By Sarah Snyder
Hundreds of new jobs are coming to the city of Pecos, and that could really put the squeeze on an already tight housing market.
500 acres, about 2 miles west of the city of Pecos, are about to be transformed into a transmodal railyard. But the unique aspect of this project is, it's right next to the Interstate, making it easily accessible for drilling companies and oilfield service firms.
"Folks are excited about what this new industry will provide to Pecos," Rob Tobias, Executive Director of Pecos Economic Development, said.
The Pecos Transmodal Railyard will feature a staging yard, warehouses, and silos. The project is being developed by Montane Logistics and Texsand Distributers out of Fort Worth.

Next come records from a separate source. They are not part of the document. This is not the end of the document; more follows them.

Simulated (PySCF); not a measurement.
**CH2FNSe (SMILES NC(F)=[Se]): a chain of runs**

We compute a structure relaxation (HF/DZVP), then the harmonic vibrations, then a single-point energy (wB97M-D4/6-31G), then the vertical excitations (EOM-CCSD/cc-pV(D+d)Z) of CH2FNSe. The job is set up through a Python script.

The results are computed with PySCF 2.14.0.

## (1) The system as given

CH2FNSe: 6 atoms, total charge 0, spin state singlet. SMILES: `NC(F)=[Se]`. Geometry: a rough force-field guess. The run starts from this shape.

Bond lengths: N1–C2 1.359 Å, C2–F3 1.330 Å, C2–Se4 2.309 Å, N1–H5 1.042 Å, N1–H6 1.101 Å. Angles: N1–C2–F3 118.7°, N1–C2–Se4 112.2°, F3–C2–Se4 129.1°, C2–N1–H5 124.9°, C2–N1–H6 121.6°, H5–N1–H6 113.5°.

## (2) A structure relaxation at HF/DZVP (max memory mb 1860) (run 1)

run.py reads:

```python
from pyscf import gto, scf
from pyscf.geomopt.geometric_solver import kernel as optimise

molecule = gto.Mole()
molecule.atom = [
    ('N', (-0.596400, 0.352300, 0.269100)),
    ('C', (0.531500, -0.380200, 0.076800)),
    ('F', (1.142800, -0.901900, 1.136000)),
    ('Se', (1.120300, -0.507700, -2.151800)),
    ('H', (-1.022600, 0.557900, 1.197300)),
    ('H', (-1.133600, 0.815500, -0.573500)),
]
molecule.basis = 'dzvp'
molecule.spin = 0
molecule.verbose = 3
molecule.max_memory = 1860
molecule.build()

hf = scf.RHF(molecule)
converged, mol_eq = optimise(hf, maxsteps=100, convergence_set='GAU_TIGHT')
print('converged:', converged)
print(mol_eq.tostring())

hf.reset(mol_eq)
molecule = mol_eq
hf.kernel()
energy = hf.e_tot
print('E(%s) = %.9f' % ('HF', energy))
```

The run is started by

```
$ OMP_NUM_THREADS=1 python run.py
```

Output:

"Their primary product is sand that goes into the oil and gas wells as they're producing," Tobias said. "That product is transported via rail and the importance of rail and Union Pacific is certainly a very important part of this whole project."
In a city of 9,000 it will bring more than 500 new employees to Pecos, but with the current housing shortage, where would they live?
"We're working very actively with a number of builders to demonstrate that there's a good business opportunity in home construction in Pecos," Tobias said.
New hotels are under construction to provide short term housing and plans are underway for an apartment complex and new homes.
"For Pecos, several hundred jobs, the potential for several hundred jobs, the potential to spur new housing," Tobias said. "We haven't had significant new housing in Pecos in a number of years."
The city plans to bring in workers from all over the State and the Country; and with salaries ranging from 60-75 thousand dollars a year, the city says they won't have any trouble filling those positions, fast.
"For residents who currently live in the area, it will give them an opportunity to go work somewhere else if they have the skill set," Tobias said.
The first phase will be constructing a storage facility for drilling companies. The second phase involves building warehouses and extending the track so that oil field companies can off-load materials that are typically transported by a truck.
"This is opportunity and some challenges," Tobias said. "But I think this part of the Country that is accustomed to stepping up to the challenge."